Review: Slowdive

In 1995, Slowdive released their third album, Pygmalion. Sparse, ambient, and even less commercial than the band’s previous work, the album was a sales flop and led to Slowdive being dropped from their label and eventually splintering apart. Coinciding with the surging popularity of Britpop as delivered by acts such as Oasis and Blur, this was essentially the death knell of the UK’s original shoegaze scene.

Considering their long hiatus after Pygmalion, you’d be forgiven for not knowing Slowdive released a new album this year. The pioneering shoegazers have always had a subdued, quiet edge to them, especially in comparison to their legendarily ear-splitting contemporaries such as My Bloody Valentine and the Jesus and Mary Chain. Adjectives used to describe 1993’s Souvlaki, widely considered to be Slowdive’s artistic apex, range from “blissed-out” and “soothing” to “lazy” and downright “boring.”

In typical Slowdive fashion, the band’s latest album, Slowdive, came without excessive fanfare. The release is full of the notoriously gorgeous, reverb-soaked melodies and spacey arrangements that fans have come to expect from the band. Skirting the comeback jinx which might be expected from a twenty-two year gap between releases, Slowdive goes above and beyond to stand as the band’s liveliest work.

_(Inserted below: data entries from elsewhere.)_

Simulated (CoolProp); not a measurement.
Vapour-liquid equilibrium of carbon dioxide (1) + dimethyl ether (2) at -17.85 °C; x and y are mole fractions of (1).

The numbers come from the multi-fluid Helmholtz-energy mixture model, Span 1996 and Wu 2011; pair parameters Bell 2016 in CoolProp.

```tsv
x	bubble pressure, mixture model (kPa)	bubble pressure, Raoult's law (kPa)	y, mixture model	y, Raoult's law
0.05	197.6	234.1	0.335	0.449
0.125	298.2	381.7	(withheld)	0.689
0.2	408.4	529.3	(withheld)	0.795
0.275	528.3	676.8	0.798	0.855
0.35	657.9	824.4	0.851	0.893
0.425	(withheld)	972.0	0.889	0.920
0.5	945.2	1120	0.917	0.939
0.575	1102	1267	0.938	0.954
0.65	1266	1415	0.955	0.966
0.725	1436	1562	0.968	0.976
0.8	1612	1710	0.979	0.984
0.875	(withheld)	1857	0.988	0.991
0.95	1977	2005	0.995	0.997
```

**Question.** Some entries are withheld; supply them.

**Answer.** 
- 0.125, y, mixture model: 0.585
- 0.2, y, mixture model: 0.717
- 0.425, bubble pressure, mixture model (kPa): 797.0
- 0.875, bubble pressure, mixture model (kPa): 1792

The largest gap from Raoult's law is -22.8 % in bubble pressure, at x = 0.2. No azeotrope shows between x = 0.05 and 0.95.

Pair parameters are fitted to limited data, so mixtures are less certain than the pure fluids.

One of the things most apparent when listening to Slowdive is the group’s renewed sense of immediacy. Slowdive has never sounded so alive as on their lead single, “Star Roving,” with a driving drumbeat that makes the track seem positively frenetic in comparison to the sedate tempos the band made its name with. On tracks such as “Everyone Knows,” Rachel Goswell and Neil Halstead’s vocals twist together in unison under a sort of bottomless ocean of melodic guitar washes. Album closer, “Falling Ashes,” casts a repeated sequence of four piano notes over an atmospheric melange of echoed guitar picking, close vocal harmonies, and an ambience dark and ambiguous enough to make Burial proud.

Although still hazy in mood, Slowdive discards the gauziness of Souvlaki and the minimalism of Pygmalion in favour of a vitality which makes the album an absolute thrill to listen to. For a band considered archetypical of a genre often maligned as self-indulgent and without focus, Slowdive has drawn on both their shoegaze roots and the wave of artists which followed in the group’s influential footsteps to create their most engaging album to date.